Question

Quadrilateral DEFG has vertices D(-1,2), E(-2, 0), F(-1,-1) and G(1, 3). A

translation maps quadrilateral DEFG to quadrilateral D'E'F'G'. The image of D is D'(-2,-2).
What are the coordinates of E, F, and G′ ?

Answer 1

E' = (-3, -4)

F' = (-2, -5)

G' = (0, -1)

Explanation:

Given vertices of quadrilateral DEFG:

• D = (-1, 2)
• E = (-2, 0)
• F = (-1, -1)
• G = (1, 3)

A translation is a type of transformation and moves a figure left, right, up or down.

Every point on the original figure is translated (moved) the same distance in the same direction.

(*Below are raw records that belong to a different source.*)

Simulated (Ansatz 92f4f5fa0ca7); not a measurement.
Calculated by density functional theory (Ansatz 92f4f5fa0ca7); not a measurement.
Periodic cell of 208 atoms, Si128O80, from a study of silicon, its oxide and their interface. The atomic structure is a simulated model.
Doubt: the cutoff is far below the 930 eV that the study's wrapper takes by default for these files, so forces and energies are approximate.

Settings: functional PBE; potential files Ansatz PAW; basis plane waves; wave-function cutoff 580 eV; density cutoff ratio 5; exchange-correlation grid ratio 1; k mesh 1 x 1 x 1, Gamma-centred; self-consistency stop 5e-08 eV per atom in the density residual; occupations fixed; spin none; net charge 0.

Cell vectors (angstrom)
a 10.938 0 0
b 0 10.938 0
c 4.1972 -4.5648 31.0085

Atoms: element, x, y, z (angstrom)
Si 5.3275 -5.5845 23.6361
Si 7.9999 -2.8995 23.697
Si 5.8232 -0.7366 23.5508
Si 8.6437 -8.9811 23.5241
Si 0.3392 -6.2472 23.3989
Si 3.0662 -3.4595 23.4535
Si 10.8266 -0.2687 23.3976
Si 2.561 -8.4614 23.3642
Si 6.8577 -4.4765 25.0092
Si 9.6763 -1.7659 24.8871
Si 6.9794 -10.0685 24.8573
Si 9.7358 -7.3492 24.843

Therefore, to calculate the mapping rule that translates DEFG to D'E'F'G', compare the coordinates of D with the coordinates of D'.

• D = (-1, 2)
• D' = (-2, -2)

The x-coordinate has be translated 1 unit to the left.

The y-coordinate has been translated 4 units down.

Therefore, the mapping rule is:

• (x, y) → (x-1, y-4)

To find the coordinates of E', F' and G', apply the mapping rule to the given vertices of the pre-image:

⇒ E' = (-2-1, 0-4) = (-3, -4)

⇒ F' = (-1-1, -1-4) = (-2, -5)

⇒ G' = (1-1, 3-4) = (0, -1)